It became immediately clear the place was not big enough to accommodate both the queue of journalists snaking its way out of the building and the very large chips carried on the shoulders of the campaign team assembled by the former Secretary of State for Wales. There cannot have been such a gathering of the ditched, the sacked and the jobless like that squeezing in behind Mr Redwood since the last Premier League Managers' Association meeting. Behind the new champion of the right stood the former whipless Tony Marlow wearing a noisy blazer. Norman Lamont sat to the candidate's left (plenty of room there) eulogising the Redwood qualities in a manner reminiscent of his backing for John Major in the last leadership contest. Behind him was Teresa Gorman, arriving late and jostling her way busily into camera shot.

"A brilliant performance," Mr Marlow said afterwards of his new leader's show. As usual, Mr Marlow got it wrong. It was not so much the performance that was admirable - charisma is not Mr Redwood's middle name - as the manner in which he managed to suppress the urge to leap around punching the air in the excitement of it all. An urge which was clearly, if his uncontrolled hand movements were indicative, boiling in his chest. But Teresa Gorman, in all the adrenalin rush, lost the battle for gravitas and grinned like she had just won a planning dispute against her local authority.

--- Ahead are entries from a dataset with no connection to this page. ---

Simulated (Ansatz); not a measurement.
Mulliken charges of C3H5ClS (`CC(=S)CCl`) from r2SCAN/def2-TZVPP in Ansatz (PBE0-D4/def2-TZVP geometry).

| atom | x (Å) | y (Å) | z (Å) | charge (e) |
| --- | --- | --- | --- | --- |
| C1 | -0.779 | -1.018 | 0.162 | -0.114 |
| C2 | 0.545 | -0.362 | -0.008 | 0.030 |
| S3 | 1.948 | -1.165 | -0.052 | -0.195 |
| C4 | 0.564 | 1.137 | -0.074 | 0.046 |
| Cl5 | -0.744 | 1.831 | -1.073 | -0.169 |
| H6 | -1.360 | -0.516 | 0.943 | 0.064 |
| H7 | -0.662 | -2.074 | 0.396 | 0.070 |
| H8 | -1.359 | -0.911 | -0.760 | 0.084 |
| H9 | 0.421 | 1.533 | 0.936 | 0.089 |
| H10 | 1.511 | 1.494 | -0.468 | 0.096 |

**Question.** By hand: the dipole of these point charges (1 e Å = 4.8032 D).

The location may have been small, over-heated and unattractive (an architectural metaphor for the Redwood caucus) but it did have symbolic purpose. It was chosen to indicate Mr Redwood was at work in situ, in the Commons, the home of British democracy, while John Major was wasting time with Europe in Cannes. Indeed the immediate response to Mr Redwood's press conference was left, in Mr Major's absence, to Lord Cranbourne, standing on the steps of the Major campaign head-quarters. The name Redwood was absent from a terse statement.

"There is only one man behind whom the whole party can unite and win the next election, and that man is ..." said his Lordship, pausing for dramatic effect. "Tony Blair," yelled a bystander, catching the general mood that the Tories' internecine feud will prove irrelevant come the next general election.

Meanwhile, on the pavement outside Westminster, Mr Redwood's extra-parliamentary fan club had gathered to show solidarity. Philip Ward, its sole member, was holding up a sign reading "Vote Vulcan".

"I don't come from Wales or Wokingham," said Mr Ward. "But I have been following Mr Redwood's career with interest since he came to the Cabinet. He seems to have all the virtues of leadership John Major lacks." But he wasn't a conspicuous success as Welsh Secretary, was he? "That is because he was in the wrong job," said Mr Ward, clearly a believer in the cock-up theory of promotion.

Lest Mr Redwood gets too carried away by this spontaneous show of public endorsement, it should be noted that, on a day when the tarmac was so hot you could have done a Paxman on it (grill a politician), Mr Ward was wearing a fur-lined anorak.